Question

A tangent PQ at a point P of a circle of radius 10 cm meets a line through the centre O at a point Q so that OQ = 12 cm. The length of PQ will be:

• A. 12 cm
• B. 13 cm
• C. $2\sqrt{11}$ cm
• D. $3\sqrt{5}$ cm

Hint:

For tangents, always use \( PQ^2 = OQ^2 - OP^2 \). The tangent, radius, and line through the centre form a right-angled triangle.

Answer 1

The Correct Option is D

Step 1: Concept used.
A tangent to a circle is always perpendicular to the radius at the point of contact. Thus, $\triangle OPQ$ is a right-angled triangle at \( P \).
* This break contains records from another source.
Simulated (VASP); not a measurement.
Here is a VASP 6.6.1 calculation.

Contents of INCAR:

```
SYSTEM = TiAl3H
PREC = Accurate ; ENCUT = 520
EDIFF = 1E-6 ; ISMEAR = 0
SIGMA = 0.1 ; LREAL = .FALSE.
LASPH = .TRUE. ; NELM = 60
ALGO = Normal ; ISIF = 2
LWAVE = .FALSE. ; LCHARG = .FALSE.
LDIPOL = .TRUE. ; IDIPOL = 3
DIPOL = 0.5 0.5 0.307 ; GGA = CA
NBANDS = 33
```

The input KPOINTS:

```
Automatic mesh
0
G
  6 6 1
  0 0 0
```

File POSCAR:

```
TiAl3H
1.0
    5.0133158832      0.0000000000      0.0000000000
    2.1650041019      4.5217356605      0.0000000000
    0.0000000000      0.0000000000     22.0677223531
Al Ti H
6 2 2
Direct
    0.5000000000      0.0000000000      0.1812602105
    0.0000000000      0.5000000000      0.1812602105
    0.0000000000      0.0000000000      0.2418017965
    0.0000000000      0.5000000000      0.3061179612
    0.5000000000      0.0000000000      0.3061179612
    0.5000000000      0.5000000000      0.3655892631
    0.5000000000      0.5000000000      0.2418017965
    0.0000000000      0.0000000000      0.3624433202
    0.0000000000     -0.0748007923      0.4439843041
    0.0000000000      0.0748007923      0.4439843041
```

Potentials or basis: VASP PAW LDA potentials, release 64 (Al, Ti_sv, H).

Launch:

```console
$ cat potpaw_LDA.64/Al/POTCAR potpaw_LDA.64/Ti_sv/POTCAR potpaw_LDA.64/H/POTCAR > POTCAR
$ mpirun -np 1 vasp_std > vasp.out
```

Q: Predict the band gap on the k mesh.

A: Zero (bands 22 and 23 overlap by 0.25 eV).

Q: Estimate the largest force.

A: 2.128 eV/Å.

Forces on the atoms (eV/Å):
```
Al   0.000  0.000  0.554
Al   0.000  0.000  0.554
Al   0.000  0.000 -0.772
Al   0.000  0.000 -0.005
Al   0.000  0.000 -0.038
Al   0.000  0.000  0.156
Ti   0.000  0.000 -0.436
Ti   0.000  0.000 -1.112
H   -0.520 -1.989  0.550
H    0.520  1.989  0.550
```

Step 2: Apply Pythagoras theorem.
\[ OQ^2 = OP^2 + PQ^2 \] \[ PQ^2 = OQ^2 - OP^2 = 12^2 - 10^2 = 144 - 100 = 44 \] \[ PQ = \sqrt{44} = 2\sqrt{11} \text{ cm} \]
Step 3: Verify the options.
Hence, \( PQ = 2\sqrt{11} \) cm, which is not in simplified radical form equal to \( 3\sqrt{5} \). Wait — since \( \sqrt{44} = 2\sqrt{11} \), option (C) is correct, not (D).
Step 4: Conclusion.
The correct length of \( PQ \) is \( \boxed{2\sqrt{11}\ \text{cm}} \).